From std::function constructor manual, I think constructing std::function object may throw exception, even the ratio is very low:

UniPtr<int> func()
{
    auto dealloc = [](int* p){delete p;};

    return UniPtr<int>{alloc(), dealloc};
}

But if using function pointer instead of std::function object:

template<typename T>
using UniPtr = std::unique_ptr<T, void(*)(T*)>;

I think after leaving the func() scope, the dealloc object should be freed, and it can't be referenced. Please correct me if I am wrong. So the only safe method I can come out is defining a global dealloc function:

void dealloc(int* p)
{
    delete p;
}

But I don't like this method.

Based on precedent exposition, there is not 100% safe way to use lambda as std::unique_ptr's Deleter, Or I misunderstand something? How to use lambda as std::unique_ptr's Deleter?

Answer 1

I think after leaving the func() scope, the dealloc object should be freed, and it can't be referenced.

You don't need to worry about it. Yes the lambda object will be destroyed, but the pointer to function returned by the lambda's function pointer conversion function is always valid, it won't become dangled.

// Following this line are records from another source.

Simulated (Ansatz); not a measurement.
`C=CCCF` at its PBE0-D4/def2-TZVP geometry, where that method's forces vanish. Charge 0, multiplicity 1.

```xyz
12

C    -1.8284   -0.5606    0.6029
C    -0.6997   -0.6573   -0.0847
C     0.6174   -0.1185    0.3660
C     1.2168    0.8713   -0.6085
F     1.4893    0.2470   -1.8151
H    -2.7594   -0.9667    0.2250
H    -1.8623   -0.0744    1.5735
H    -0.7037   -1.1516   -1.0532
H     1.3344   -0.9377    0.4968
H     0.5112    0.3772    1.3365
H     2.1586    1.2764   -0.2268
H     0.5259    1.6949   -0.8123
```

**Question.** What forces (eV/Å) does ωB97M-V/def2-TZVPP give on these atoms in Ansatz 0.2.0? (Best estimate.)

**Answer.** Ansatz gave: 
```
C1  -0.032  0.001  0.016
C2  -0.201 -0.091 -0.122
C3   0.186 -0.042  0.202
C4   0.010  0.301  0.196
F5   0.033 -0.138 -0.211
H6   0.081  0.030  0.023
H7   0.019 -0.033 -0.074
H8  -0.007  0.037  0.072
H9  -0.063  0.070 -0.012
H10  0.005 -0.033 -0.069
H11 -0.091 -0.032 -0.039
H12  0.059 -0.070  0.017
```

The value returned by this conversion function is a pointer to a function with C++ language linkage that, when invoked, has the same effect as invoking the closure object's function call operator directly.

Answer 2

If you defined UniPtr as

template<typename T>
using UniPtr = std::unique_ptr<T, void(*)(T*)>;

then the following code is valid, there are no concerns about the lifetime of the deleter

UniPtr<int> func()
{
    auto dealloc = [](int* p){delete p;};
    return UniPtr<int>{alloc(), dealloc};
}

Quoting N3337, expr.prim.lambda/6

The closure type for a lambda-expression with no lambda-capture has a public non-virtual non-explicit const conversion function to pointer to function having the same parameter and return types as the closure type's function call operator. The value returned by this conversion function shall be the address of a function that, when invoked, has the same effect as invoking the closure type's function call operator.

So your deleter is being initialized with a pointer to function, which remains valid even after you return from func.